Jetson Nano Brings AI Computing to Everyone

Update: Jetson Nano and JetBot webinars. We’ve received a high level of interest in Jetson Nano and JetBot, so we’re hosting two webinars to cover these topics. The Jetson Nano webinar runs on May 2 at 10AM Pacific time and discusses how to implement machine learning frameworks, develop in Ubuntu, run benchmarks, and incorporate sensors. Head to the registration page and sign up today. We’ll also host a Jetbot webinar on May 16th at 10AM Pacific time, which will have Python GPIO library tutorials and information on how to train neural networks and perform real-time object detection with JetBot. You can register for the JetBot webinar here. Both webinars are roughly an hour long and will feature a Q&A session with the presenter at the end.

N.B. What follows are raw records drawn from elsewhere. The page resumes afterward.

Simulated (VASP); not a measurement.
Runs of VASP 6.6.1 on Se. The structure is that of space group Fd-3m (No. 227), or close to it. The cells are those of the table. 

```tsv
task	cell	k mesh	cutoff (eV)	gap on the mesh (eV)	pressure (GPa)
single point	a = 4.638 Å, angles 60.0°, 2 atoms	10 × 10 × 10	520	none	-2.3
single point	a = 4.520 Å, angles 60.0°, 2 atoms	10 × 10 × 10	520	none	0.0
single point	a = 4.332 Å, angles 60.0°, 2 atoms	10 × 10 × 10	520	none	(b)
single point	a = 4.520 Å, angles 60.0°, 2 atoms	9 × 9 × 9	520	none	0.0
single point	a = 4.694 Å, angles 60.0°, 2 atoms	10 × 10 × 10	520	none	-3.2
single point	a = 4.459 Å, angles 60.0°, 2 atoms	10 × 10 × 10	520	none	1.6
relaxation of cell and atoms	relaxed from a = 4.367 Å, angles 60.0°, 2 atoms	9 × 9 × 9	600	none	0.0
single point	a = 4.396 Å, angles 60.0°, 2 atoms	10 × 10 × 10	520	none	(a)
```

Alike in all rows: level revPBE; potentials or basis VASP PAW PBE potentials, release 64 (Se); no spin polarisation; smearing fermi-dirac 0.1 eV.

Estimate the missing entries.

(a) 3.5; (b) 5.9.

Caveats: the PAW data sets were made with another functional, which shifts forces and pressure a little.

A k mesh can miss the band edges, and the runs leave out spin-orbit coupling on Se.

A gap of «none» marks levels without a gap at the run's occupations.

Jetson Nano Developer Kit image
Figure 1. Jetson Nano Developer Kit (80x100mm), available now for $99

NVIDIA announced the Jetson Nano Developer Kit at the 2019 NVIDIA GPU Technology Conference (GTC), a $99 computer available now for embedded designers, researchers, and DIY makers, delivering the power of modern AI in a compact, easy-to-use platform with full software programmability. Jetson Nano delivers 472 GFLOPS of compute performance with a quad-core 64-bit ARM CPU and a 128-core integrated NVIDIA GPU. It also includes 4GB LPDDR4 memory in an efficient, low-power package with 5W/10W power modes and 5V DC input, as shown in figure 1.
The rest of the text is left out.